INDIANAPOLIS—Engineers and social workers seem to work from opposite ends of the brain.

But retiring Goodwill Industries of Central Indiana executive Jim McClelland has worked both angles with unusual success for 40 years.

Goodwill’s growth in Indianapolis area has been spectacular under his leadership since 1974. Back then, the balance sheet showed $3 million in revenue and 558 employees. Now it’s revenues of $130 million and 3,100 on staff. The organization has grown from eight to 55 stores, along with 10 charter schools, becoming one of the largest Goodwill groups in the nation.

With stock options in a publicly traded company, McClelland could have done fairly well with that sort of growth. Though entrepreneurial by instinct, he was never in it for the money.

With an industrial engineering degree and an MBA, McClelland found his sweet spot for helping people at Goodwill. He used his business skills in ever-expanding and creative ways to help those in need.

McClelland took Goodwill beyond its traditional sheltered workplaces to start one of the first charter schools in Indianapolis, Metropolitan High School, which quickly became a go-to place for students who had trouble at other schools. As others debated whether students from tough backgrounds could get a good education, Metropolitan developed an impressive record of students going on to college and trade schools.

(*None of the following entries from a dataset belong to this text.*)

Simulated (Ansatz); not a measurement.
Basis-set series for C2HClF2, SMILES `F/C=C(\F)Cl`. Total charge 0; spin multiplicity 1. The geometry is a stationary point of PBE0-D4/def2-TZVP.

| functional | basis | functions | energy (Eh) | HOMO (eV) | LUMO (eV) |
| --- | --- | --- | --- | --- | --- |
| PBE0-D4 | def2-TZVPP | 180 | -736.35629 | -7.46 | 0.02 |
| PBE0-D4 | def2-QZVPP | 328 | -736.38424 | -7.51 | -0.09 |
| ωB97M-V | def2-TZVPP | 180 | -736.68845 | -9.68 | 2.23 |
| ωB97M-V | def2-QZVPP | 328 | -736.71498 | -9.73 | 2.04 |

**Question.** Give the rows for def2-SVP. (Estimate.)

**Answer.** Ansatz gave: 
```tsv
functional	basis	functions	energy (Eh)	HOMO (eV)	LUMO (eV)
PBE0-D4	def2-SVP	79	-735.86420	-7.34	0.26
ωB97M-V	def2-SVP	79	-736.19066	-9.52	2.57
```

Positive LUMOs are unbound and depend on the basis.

Then Goodwill under McClelland launched another group of charters, the Excel Centers, for high school dropouts. The goal was not just a degree: The ideal was to teach the required academic skills but also teach “grit,” or character qualities such as perseverance with the help of coaches.

In another innovation to tackle multi-generational poverty, Goodwill under McClelland launched the Nurse-Family Partnership to help single mothers learn how to take care of babies and avoid long-term health problems.

Most social workers aren’t engineers, but local Goodwill board member and former Indianapolis Deputy Mayor Mike O’Connor sees McClelland’s engineering mind as a key to his effectiveness.

“Jim thinks like an industrial engineer,” O’Connor said. “He sees all the pieces and the support structures and the beams and how all the dots line up.”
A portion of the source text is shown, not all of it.